Time magazine’s Joe Klein has a column this week suggesting that Bush’s presidency has effectively fallen apart, but offering the president some advice on setting things straight — “Renovate the West Wing.”
“This Administration has been excellent at politics and spin,” [an unnamed Republican Senator] told me. “It hasn’t been very good at governance. Perhaps it’s time for Bush to do what Ronald Reagan did to shore up his White House in the final years — bring in a team of terrific managers, people with credibility from Day One.” Faced with the Iran-contra scandal, Reagan brought in Howard Baker and then Ken Duberstein as chiefs of staff, Frank Carlucci and then Colin Powell as National Security Advisers. […]
President Bush confronts nothing so threatening to his Administration as Iran-contra. But it’s probably time to renovate the West Wing staff under new leadership.
I’m skeptical of Klein’s approach, in large part because it seems to miss the point of Bush’s troubles. “Terrific managers” aren’t trivial, but the need for “new leadership” starts with the one White House staffer who can’t be fired — the one in the Oval Office.
The problem isn’t that Bush’s aides and managers are incompetent; it’s that Bush has personally created an atmosphere of ignorance and fear.
It’s a standing joke among the president’s top aides: who gets to deliver the bad news? Warm and hearty in public, Bush can be cold and snappish in private, and aides sometimes cringe before the displeasure of the president of the United States, or, as he is known in West Wing jargon, POTUS. […]
Bush can be petulant about dissent; he equates disagreement with disloyalty.
The president could “bring in a team of terrific managers,” but would they change Bush’s worldview? If Rove, Card, and Bartlet were gone, what, exactly, would change with a 21st century version of Baker, Duberstein, and Carlucci?

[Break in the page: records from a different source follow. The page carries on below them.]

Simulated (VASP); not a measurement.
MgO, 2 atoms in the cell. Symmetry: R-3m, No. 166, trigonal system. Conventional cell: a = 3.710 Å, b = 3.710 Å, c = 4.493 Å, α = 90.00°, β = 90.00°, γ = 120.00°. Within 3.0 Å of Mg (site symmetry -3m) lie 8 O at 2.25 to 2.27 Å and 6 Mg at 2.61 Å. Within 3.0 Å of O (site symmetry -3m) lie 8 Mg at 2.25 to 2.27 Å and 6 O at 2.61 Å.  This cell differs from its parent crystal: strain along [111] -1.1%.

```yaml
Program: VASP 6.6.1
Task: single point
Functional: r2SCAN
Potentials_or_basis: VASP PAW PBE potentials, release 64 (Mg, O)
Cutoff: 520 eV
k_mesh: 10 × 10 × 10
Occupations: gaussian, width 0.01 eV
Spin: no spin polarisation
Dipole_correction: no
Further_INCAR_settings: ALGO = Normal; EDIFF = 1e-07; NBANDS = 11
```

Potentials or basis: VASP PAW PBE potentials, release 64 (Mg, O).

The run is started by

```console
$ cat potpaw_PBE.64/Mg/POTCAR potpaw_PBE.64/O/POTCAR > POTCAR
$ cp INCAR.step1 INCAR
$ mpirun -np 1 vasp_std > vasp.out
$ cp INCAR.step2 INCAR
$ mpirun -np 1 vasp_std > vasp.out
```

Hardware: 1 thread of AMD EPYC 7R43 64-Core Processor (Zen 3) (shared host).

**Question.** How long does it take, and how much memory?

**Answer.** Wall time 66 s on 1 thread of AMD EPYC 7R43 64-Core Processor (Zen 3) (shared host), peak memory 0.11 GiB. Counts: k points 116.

It was Bush’s choice to surround himself with yes-men. It was Bush’s choice to tell those around him to tell shield him from news he may not like. It was Bush’s choice to embrace “Bubble Boy” policies that expose him exclusively to pre-screened sycophants.
In one sense, Klein is right, America would benefit from a “renovated” West Wing, but we’ll probably have to wait for January 2009 to see it.